Monday, November 14, 2005

Star Parker revels in her own ignorance once again. She writes:

November has been a banner month so far in California for assaulting the traditional family. Last Tuesday, California voters rejected Proposition 73, which would have required parental notification before allowing a minor to receive an abortion. The week before, California's wacko 9th Circuit Court of Appeals ruled that parents do not have "exclusive" right in their children's sex education.

So California assaulted the "family" by doing nothing and leaving things the way they were. How deviant of us.

And, as any idiot knows, the Ninth Circuit is not a California court, but a federal court with multi-state jurisdiction. And the Ninth Circuit's ruling had nothing to do with California law.

But Parker's written an entire paragraph without characterizing African-Americans as victims of liberals. Not even a mention of the "Democrat plantation!" She's really slipping.

Wait, here it is:

Aside from the angst that comes from watching the long-term implosion of a society, I have immediate concerns that California's assault on the traditional family is simultaneously an assault on blacks and the poor.

Of course you do, Star.

Government subsidization and protection of irresponsible behavior has gotten blacks into the social black hole in which they now find themselves. Black kids are not suffering because they need more rights. They are suffering because they are not learning, from an early age, about responsibilities and consequences.

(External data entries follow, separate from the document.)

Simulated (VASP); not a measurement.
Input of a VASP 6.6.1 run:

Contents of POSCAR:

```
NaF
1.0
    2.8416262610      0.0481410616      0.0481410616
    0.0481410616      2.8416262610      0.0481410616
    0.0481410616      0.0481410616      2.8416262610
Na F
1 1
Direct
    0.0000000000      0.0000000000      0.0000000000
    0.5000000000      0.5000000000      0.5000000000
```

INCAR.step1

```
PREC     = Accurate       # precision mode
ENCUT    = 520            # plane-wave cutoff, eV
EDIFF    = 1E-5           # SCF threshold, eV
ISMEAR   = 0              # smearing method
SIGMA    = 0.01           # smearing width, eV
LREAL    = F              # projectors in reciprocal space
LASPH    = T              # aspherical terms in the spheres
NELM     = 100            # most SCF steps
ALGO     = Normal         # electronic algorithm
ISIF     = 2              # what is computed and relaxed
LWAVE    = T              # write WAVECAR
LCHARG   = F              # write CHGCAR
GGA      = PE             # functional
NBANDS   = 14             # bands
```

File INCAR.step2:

If you make abortions cheap enough, everyone will want one.

Parker displays equal ignorance, or dishonesty, regarding the Ninth Circuit's ruling. Parker writes:

Parents sued claiming that the school had intruded on their fundamental right to "control the upbringing of their children" regarding matters of values and sex. [Para.] No, said the court. Parents have no "exclusive" right here. The school is their partner in raising their children. According to the court's Justice [sic] Reinhardt, parents have no right "to prevent a public school from providing its students with whatever information it wishes to provide, sexual or otherwise, when and as the school determines that it is appropriate to do so."

Wrong, wrong, wrong.

The court only addressed whether the parents had a federal constitutional right to dictate school policy according to their individual whims. (Read the opinion, Fields vs. Palmdale, 11/2/05, here. Warning: .pdf file.) The court specifically did not address any state law rights or claims because, in the absence of a valid federal claim, federal jurisdiction was lacking.

It would seem Parker knows that she's misrepresenting the Court's holding, since she omits the word "constitutional" which immediately precedes the language she quotes. (Of course, honesty then would require her to identify the federal constitutional right she would create for the occasion.) On the other hand, Parker could just be unnaturally stupid. It's a close call.